Over the last two years or so, my behaviour practice has welcomed more and more dogs from overseas. Sometimes these are canines with profound behavioural difficulties. I have always assisted several imported dogs per year but there seems to have been an explosion of dogs from a variety of countries, thanks to the efforts of many local and larger International welfare charities rescuing such animals from dire conditions. So this year alone, I have assisted dogs from USA, Russia, various countries in Africa, India, Romania and many European countries.
The majority of the dogs that I assist have either suffered terrible abuse, unimaginable and unbearable to think about or have simply been left to roam or been abandoned. The one common factor in all of these cases that consistently leave me astonished is the dog’s ability to cope and adapt. OK, they may have behavioral difficulties, but you consider the hell on earth some of these dogs have gone through, but they are now living in a completely alien world with sounds, sights, smells they may never have conceived of and yet they just fit in. The other amazing thing is that these dogs still have trust. This is both wonderful and truly sad given some of the predicaments they have been rescued from, but that’s dogs for you.

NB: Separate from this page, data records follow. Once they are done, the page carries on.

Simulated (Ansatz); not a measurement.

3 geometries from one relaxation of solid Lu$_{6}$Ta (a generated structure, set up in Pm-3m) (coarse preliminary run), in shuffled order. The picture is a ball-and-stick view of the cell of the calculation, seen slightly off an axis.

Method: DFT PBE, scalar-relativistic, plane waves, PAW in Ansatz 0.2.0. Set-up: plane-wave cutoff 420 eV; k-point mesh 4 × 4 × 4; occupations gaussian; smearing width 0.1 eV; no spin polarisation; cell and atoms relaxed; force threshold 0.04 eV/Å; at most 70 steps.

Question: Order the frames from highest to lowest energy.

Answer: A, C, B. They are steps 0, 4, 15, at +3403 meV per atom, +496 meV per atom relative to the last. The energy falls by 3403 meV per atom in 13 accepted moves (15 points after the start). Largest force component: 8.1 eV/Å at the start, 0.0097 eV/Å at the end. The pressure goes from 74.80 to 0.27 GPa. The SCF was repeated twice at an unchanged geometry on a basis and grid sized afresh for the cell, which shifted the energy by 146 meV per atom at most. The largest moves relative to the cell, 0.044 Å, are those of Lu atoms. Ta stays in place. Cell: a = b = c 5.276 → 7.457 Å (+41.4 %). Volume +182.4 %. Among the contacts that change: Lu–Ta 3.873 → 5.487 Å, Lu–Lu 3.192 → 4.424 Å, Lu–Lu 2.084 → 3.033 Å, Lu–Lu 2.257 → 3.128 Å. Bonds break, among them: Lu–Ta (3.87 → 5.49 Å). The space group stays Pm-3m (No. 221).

The most common issues these dogs suffer with are anxiety issues and adaptability issues, not surprisingly. It’s a bit like going right back to square one with a puppy and re-starting socialization and habituation processes all over again, but with that sensitive ‘window’ of 14 weeks firmly closed. Of course in many of these countries there is no such thing as having a tick list for socialization and habituation, puppy classes etc, you’d probably be laughed out of town if you suggested it. Many of these dogs are street dogs and attitudes are different in other cultures and this has to be accepted – dogs are not always pets. So, when I see these dogs, they have strong territorial drives, maybe really aren’t keen on relinquishing items either, don’t want anyone going near their food and haven’t a clue what these dog toys are for! They also have trouble walking nicely and adapting socially with other dogs. Many are simply incredibly frustrated, they just want to join in and play but don’t know how, they haven’t learned. There’s nothing ‘bad’ or ‘wrong’ about what they’re doing, they just don’t know any other way and why should they? It’s up to their new owners to re-mould these new dogs and expectation and reality is a big part of re-homing. Over-arousal is also a pretty big deal. Everything is over-stimulating. This is a brand new environment, traffic, smells, bright lights, dogs, people everywhere, everything different from before and sometimes that’s just too much. In combination it causes overload and a massive ‘trigger stacking’ response. So, I see a lot of dogs displaying much vocalization and reactivity at multiple triggers, which can be embarrassing for their new owners.
When beginning behaviour modification, most of these dogs need calm spaces and routine, especially those which are incredibly stressed. They also need something to do to occupy them, so mental and physical enrichment is a good starting place. For those which become over-aroused quickly, I would work on self-control and impulse control exercises and add in lots of positive reinforcement. It is important to teach the owner to remain calm too, not always easy when their dog is super reactive, but learning to read their dog and stay calm and focused will greatly assist. Desensitization, counter-conditioning and response substitution techniques using games are great tools for dogs expressing fear and anxiety and quickly help in alleviating this.
It is important that all owners rehoming dogs from overseas have a realistic expectation regarding outcomes and really think about the possible impact of the trauma their dog may have experienced. Although it may not always be a straightforward remedial process, the long term reward of a safe, pain free and content life is immeasurable.